The clampdown in South Korea, a vital source of global demand for cryptocurrency, came as governments and policy makers around the world struggled to regulate an asset whose value has skyrocketed over the last year.

After reports of a national ban on cryptocurrency trading, South Korea’s Financial Services Commission (FSC) have released reports that trading will be legalized from January 30, 2018.

According to the FSC, exchanges must only permit trades from customers whose name matches their bank account. both native and non-native, will not be allowed to trade. Foreign citizens, both native and non-native, will not be allowed to trade.

“Establishment of the system for ‘real name verification of deposit and withdrawal accounts’ for settlement will be completed by January 30, 2018,” the FSC documentation reads.

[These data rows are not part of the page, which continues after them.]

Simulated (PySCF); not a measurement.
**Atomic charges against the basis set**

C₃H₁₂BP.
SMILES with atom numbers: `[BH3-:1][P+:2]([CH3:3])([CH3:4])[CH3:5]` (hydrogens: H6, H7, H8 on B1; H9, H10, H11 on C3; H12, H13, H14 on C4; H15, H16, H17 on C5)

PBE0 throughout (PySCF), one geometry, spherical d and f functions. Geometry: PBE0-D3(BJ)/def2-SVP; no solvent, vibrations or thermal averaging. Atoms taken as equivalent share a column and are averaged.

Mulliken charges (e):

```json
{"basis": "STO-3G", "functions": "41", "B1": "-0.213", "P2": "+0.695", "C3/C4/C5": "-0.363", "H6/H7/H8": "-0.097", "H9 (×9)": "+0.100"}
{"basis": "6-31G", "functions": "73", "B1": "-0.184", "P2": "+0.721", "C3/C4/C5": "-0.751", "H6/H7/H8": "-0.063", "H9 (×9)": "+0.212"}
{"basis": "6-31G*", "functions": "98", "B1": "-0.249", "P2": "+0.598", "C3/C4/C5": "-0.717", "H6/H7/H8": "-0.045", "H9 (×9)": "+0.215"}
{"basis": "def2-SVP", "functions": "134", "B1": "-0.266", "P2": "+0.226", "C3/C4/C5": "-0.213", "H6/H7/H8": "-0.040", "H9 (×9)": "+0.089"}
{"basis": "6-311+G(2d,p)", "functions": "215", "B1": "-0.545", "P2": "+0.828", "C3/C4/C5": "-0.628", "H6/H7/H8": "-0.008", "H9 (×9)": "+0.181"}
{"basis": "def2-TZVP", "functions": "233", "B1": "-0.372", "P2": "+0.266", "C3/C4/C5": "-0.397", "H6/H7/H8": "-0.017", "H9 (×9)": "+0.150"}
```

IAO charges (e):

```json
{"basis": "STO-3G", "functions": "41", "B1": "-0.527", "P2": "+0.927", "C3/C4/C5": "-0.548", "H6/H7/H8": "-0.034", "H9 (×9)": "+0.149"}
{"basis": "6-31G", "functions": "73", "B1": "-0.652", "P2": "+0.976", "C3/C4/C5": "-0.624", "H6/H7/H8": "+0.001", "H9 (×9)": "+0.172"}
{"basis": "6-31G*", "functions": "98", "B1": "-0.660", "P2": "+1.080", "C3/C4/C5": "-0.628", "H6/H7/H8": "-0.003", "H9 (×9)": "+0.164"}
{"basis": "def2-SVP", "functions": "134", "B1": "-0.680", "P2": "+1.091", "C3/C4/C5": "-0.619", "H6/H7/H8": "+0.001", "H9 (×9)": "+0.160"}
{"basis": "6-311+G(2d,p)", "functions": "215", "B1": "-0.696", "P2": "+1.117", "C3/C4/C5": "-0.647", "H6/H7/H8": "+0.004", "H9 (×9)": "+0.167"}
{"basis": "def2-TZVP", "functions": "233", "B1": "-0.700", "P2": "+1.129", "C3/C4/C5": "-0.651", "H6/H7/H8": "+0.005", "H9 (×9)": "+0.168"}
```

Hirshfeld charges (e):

Six of South Korea’s major banks have already taken action, signing up to implement the required monitoring changes following agreements with the government on inspection of anonymous exchange trading accounts earlier this month.

These include Industrial Bank, Kookmin Bank,  Shinhan Bank, Nonghyup Bank, Hana Bank and Gwangju Bank.

Following the law changes, cryptocurrency exchanges are upgrading their systems and requirements for users. Korbit, one of the leading platforms along with Bithumb, suggested opening an account at Shinhan Bank.

“To use the new KRW deposit method, which is slated to be implemented within this month, you must have a Shinhan Bank account registered under your legal name. Please use this time to create a banking account at Shinhan Bank,” a post states.

Seoul has also addressed the issue of taxation on cryptocurrency exchanges, which are now required to pay local income tax and corporation tax for 2017 profits.

After most markets continued to fall slightly this week, the cementing of Korea’s official regulatory position on cryptocurrency should lead to increases over coming days.